In [1]:
import pandas as pd
import pickle

## Scrape and clean the data from Wikipedia

Instead of using BeautifulSoup, `pandas` has a convenient built-in function for scraping HTML tables: `pd.read_html()`. We'll use that, declare the first row of each table as its header, and select the first table:

In [2]:
df = pd.read_html('https://en.wikipedia.org/wiki/List_of_postal_codes_of_Canada:_M', header=0)[0]
print(df.shape)
df.head()

(288, 3)


Unnamed: 0,Postcode,Borough,Neighbourhood
0,M1A,Not assigned,Not assigned
1,M2A,Not assigned,Not assigned
2,M3A,North York,Parkwoods
3,M4A,North York,Victoria Village
4,M5A,Downtown Toronto,Harbourfront


Then do some quick cleaning:

In [3]:
# Excluding postcodes where the borough isn't assigned
df = df[df['Borough'] != "Not assigned"]

# Americanizing spelling for my own convenience
df.rename(columns={'Neighbourhood':'Neighborhood'}, inplace=True)
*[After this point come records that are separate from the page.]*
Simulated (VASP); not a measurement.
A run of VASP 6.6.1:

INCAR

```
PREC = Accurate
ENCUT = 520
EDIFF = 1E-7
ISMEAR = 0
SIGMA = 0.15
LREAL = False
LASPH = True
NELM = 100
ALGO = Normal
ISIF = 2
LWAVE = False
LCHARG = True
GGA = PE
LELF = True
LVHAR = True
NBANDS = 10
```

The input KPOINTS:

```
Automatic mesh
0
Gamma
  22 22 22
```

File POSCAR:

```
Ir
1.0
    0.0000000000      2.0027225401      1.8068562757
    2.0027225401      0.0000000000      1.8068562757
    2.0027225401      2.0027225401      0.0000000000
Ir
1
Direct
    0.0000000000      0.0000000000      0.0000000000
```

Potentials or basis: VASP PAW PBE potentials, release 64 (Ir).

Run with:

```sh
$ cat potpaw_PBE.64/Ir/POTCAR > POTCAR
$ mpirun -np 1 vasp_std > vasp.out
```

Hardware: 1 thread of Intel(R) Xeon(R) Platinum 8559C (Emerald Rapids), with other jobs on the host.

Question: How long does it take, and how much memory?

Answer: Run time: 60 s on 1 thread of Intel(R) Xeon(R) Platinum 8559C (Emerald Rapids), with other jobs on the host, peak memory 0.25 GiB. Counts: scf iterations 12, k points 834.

# Naming the Neighborhood after the borough where the latter is assigned but the former isn't
mask = df['Neighborhood'] == 'Not assigned'
df.loc[mask, 'Neighborhood'] = df.loc[mask, 'Borough']

# Cleaning up after the dropped rows
df.reset_index(drop=True, inplace=True)

print(df.shape)
df.head()

(211, 3)


Unnamed: 0,Postcode,Borough,Neighborhood
0,M3A,North York,Parkwoods
1,M4A,North York,Victoria Village
2,M5A,Downtown Toronto,Harbourfront
3,M5A,Downtown Toronto,Regent Park
4,M6A,North York,Lawrence Heights


## Consolidate postal code info

`DataFrame.groupby().agg()` allows us to group together like Postcodes and map different functions to the associated values in each column.

For the the Borough column, we  assuming that the first value we encounter is the only unqiue value for each postcode, but just to be safe we'll test it:

In [4]:
(df.groupby('Postcode').nunique() == 1).all()

Postcode         True
Borough          True
Neighborhood    False
dtype: bool

Yes, each Postcode maps 1-to-1 to a Borough. That's good; it means we can use the `GroupBy.first()` method to resolve Postcode and Borough.

For the Neighborhood column, we'll define a quick `lambda` function to join all of the Neighborhoods and separate them wil columns: `lambda x: ', '.join(x)`, and apply that.

We group by Postcode and fill out the `agg` method, renaming the Neighborhood column to Neighborhoods:

In [5]:
postcodes = (df.groupby('Postcode', as_index=False)
             .agg({'Borough':'first','Neighborhood':lambda x: ', '.join(x)})
             .rename(columns={'Neighborhood':'Neighborhoods'}))

print(postcodes.shape)
postcodes.head()

(103, 3)


Unnamed: 0,Postcode,Borough,Neighborhoods
0,M1B,Scarborough,"Rouge, Malvern"
1,M1C,Scarborough,"Highland Creek, Rouge Hill, Port Union"
2,M1E,Scarborough,"Guildwood, Morningside, West Hill"
3,M1G,Scarborough,Woburn
4,M1H,Scarborough,Cedarbrae


In [6]:
pickle.dump(postcodes, open('postcodes.dataframe.p', 'wb'))

In [7]:
print(f"There are {postcodes.shape[0]} rows in the postcode DataFrame.")

There are 103 rows in the postcode DataFrame.